In the current economic climate, where companies are more aware than ever of the risk of bad debt, it may pay to help your customers improve their credit worthiness, according to Philip King, chief executive of the Institute of Credit Managers.
It is widely accepted that the financial crisis of the past 18 months will change the way that business is conducted in the future, especially in relation to credit.
While it was encouraging that, at a company-to-company level, businesses still managed to extend credit to one another, this same ethos did not permeate down to the major lenders who, despite their protestations, appeared steadfastly to hang on to their cash rather than lend it, in order to repair their balance sheets.

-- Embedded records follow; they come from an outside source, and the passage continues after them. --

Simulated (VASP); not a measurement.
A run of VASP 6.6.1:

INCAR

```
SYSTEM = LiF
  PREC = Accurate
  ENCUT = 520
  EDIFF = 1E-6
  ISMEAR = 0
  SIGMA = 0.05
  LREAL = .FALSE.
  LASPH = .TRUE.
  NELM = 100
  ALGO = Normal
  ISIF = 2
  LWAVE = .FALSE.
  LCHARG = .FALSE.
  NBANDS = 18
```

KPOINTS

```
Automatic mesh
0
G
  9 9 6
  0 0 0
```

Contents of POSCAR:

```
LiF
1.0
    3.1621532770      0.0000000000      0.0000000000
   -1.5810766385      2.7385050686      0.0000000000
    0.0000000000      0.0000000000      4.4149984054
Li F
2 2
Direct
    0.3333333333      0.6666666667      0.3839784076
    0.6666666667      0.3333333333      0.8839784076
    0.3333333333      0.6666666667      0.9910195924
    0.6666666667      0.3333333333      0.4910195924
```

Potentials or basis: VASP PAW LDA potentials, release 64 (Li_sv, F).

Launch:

Although the economy is now officially out of recession, what might be termed ‘the real economy’ is still struggling significantly, and recovery is fragile at best. What is most alarming is that there will be a residual impact on business and especially business confidence, as the full extent of the crisis is revealed in black and white on the pages of companies’ annual reports. This in turn, will seriously impact credit.
Statutory information and accounts filed in the coming months are going to show deteriorating positions and trends for 2009 compared with previous years. This, in turn, will have a knock-on effect on limits that credit insurers are prepared to write and the credit ’scores’ calculated by various reference agencies.
Those credit managers that have previously relied upon, and trusted in, the efficacy of such information to make informed credit decisions, will find themselves in uncharted waters. The need for improved technical and analytical skills will be paramount in pricing and the management of risk.
Many within the credit industry have been calling for the greater sharing of financial information, with the loudest voices, perhaps, being among the credit insurance community.
But it is not just the insurers who will need more information to underwrite risk in the future; credit professionals themselves are going to have to demand more financial data from their customers in order to grant credit.
This shift in business culture – for a while at least – may sit uncomfortably with those who consider their financial information ‘private and confidential’. It will be essential, however, if they expect lines of credit to be kept open.
Of course, there are tools out there to help credit managers equip themselves for the challenges ahead. At the one level, there are training courses looking at the understanding of credit risk, company accounts, credit risk analysis, financial analysis, and business finance, all of which will be relevant moving forward.
At another, there are increasingly sophisticated financial ‘tools’ such as the recently launched CreditPal that will enable subscribers to access summarised management accounts and up-to-date credit recommendations for a company’s customers on a monthly basis.